Recipe: pull artifacts, then post-process locally#

Pattern: runpod-deploy run writes pulled artifacts under {project_root}/artifacts/runpod/<timestamp>/. Plotting, aggregation, and report rendering happen after the run on the local machine, where they’re cheap and parallelizable. The pulled runpod_deploy_pull_manifest.json tells you exactly which run dir to point at.

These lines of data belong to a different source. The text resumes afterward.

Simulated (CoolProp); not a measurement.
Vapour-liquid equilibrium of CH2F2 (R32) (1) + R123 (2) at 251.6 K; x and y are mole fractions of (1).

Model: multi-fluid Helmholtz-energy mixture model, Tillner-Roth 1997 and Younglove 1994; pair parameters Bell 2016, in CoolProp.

Why this is a recipe, not a schema feature#

runpod-deploy does not run plot scripts or k-fold aggregations. Those are consumer-domain — they belong in your project’s Makefile or Python entry points, where they’re typed and testable.

Pattern (Makefile)#

.PHONY: headline-cloud headline-plots
headline-cloud:
	runpod-deploy run --config configs/runpod/headline.yaml

# Find the most recent run dir and render plots from it
LATEST_RUN_DIR := $(shell ls -dt artifacts/runpod/*/ | head -1)

headline-plots:
	uv run python scripts/render_plots.py --run-dir $(LATEST_RUN_DIR)
	runpod-deploy manifest-summary $(LATEST_RUN_DIR)/runpod_deploy_pull_manifest.json

make headline-cloud headline-plots chains them; or run them separately if you want to inspect artifacts before plotting.

Inspecting what came back#

runpod-deploy manifest-summary artifacts/runpod/20260514T120000Z/runpod_deploy_pull_manifest.json

Prints job name, run id, pod id, GPU, datacenter, wall time, captured $/hr price, estimated cost, deploy metadata (git SHA + lockfile hash), per-artifact pull status, and the list of telemetry files. Useful as a “did this run succeed” gate at the top of post-processing scripts.

Forensic deep-dive#

Each run dir also contains:

run.log — full remote stdout/stderr (always pulled when the run started, even on failure)
events.jsonl — orchestrator events (gpu selection, datacenter failover, artifact pull start/complete/fail, pod kill detection, optional __RUNPOD_STEP_*__ markers)
metrics.jsonl — periodic GPU/CPU/mem/disk samples (~one row per telemetry.sample_interval_sec)
nvidia_smi_{start,end}.txt, pod_describe_{start,end}.json, dmesg_tail.txt, pip_freeze.txt, remote_env.json

Walk these in your own analysis script when you need to reconstruct why a run behaved a certain way.

What lives where#

Concern	Owner
Pulling remote artifacts to the local run dir	`runpod-deploy run` (`artifacts[*]` config + `manifest.write_pull_manifest`)
Capturing `events.jsonl`, `metrics.jsonl`, `nvidia_smi_.txt`, `pod_describe_.json`	`runpod-deploy run` (`telemetry` module)
Walking the run-dir directory tree	Your driver (or `runpod_deploy.forensics.walk_run_dirs`)
Parsing `runpod_deploy_pull_manifest.json`	Your driver (or `runpod_deploy.forensics.load_manifest`)
Parsing `events.jsonl`	Your driver (or `runpod_deploy.forensics.load_events`)
Plotting / aggregation / metrics computation	Your post-processing code (consumer-domain)
Joining pulled artifacts with project-wide eval results	Your post-processing code

Anti-pattern to avoid#

Don’t push post-processing onto the pod (e.g. running plotting code inside run.body: or appending pandas aggregation to setup:). The pod is a deployment substrate, not a workflow runner — keep it single-responsibility (training, eval, generation). Local post-processing is fast (no SSH RTT), cheap (no GPU), and trivially re-runnable against pulled artifacts.

If your post-processing legitimately needs GPU compute, that’s a second job — a different runpod-deploy run config with its own artifacts, not a hidden second step inside the primary run.